Wednesday, June 15th, 2011 - 15:38
Wednesday, June 15, 2011 - 16:32
In a new report titled “Fit for Purpose?” - Richard Boyle and Muiris MacCarthaigh with the Institute of Public Administration in Dublin identify some of the key challenges for Irish public administration and some of the priority areas where change is necessary. This report may not be your idea of fun “summer reading,” but it may prove to be the kind of thinking we need to consider as we too think about how well suited our government is for the challenges ahead.
Not too long ago Ireland was the miracle of the “Celtic Tiger” and briefly the second-richest country in the European Union. Then came the economic crisis - leaving Ireland’s people in a wrenching recession and the Irish government carrying an intolerably large debt burden.
It is in this context that Richard Boyle and Muiris MacCarthaigh with the Institute of Public Administration in Dublin identify some of the key challenges for Irish public administration and some of the priority areas where change is necessary. In a compelling report titled “Fit for Purpose?” they identify what they see as the main challenges for Irish public administration as it seeks to maximize its performance and support national recovery. They begin by discussing:
- Enablers of successful public service reform
and then turn to the main challenges in the coming years:
- The challenge of designing a productive public service
- The challenge of renewing public service capacity
- The challenge of implementation
- The challenge of engaging the citizen
- The challenge of securing effective political accountability.
Only a few short years ago Irish public administration was given a relatively clean bill of health by the Organization for Economic Cooperation and Development (OECD), but now there is a growing perception in light of the current economic problems that public administration in Ireland is not “fit for purpose” and is in need of significant reform. At the same time, there is recognition that change cannot simply be a repeat or development of the change programs of the past, or merely “tweaking the machine.”
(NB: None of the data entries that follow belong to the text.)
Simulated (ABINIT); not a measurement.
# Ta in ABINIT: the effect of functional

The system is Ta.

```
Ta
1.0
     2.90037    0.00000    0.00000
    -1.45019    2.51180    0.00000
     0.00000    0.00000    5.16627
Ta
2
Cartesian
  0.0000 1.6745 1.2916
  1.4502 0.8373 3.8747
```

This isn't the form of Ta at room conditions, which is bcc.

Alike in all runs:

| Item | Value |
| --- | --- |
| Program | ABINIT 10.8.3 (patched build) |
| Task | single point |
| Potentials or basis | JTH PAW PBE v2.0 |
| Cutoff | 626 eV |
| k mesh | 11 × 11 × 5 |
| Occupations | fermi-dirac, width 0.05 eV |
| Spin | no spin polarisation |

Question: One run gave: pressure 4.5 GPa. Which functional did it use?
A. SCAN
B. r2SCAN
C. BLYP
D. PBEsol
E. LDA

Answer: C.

Boyle and MacCarthaigh note what changes have taken place to date, including experience with previous reform effort, and then outline what should happen next. They argue that the public sector must adapt to the new political, economic and social realities it now faces and that tackling these challenges is necessary to secure the efficient and effective provision of public services in changed circumstances. They contend that public administration in Ireland is a national asset and is integral to the process of national recovery. Reform needs strong leadership, at both political and administrative levels. It also requires sound evidence to inform future developments, involves learning from past successes and failures, and benchmarking experience against that of others.
This report may not be your idea of fun summer reading, but it may prove to be the kind of thinking we need to consider as we too consider about how well suited our government is for the challenges ahead.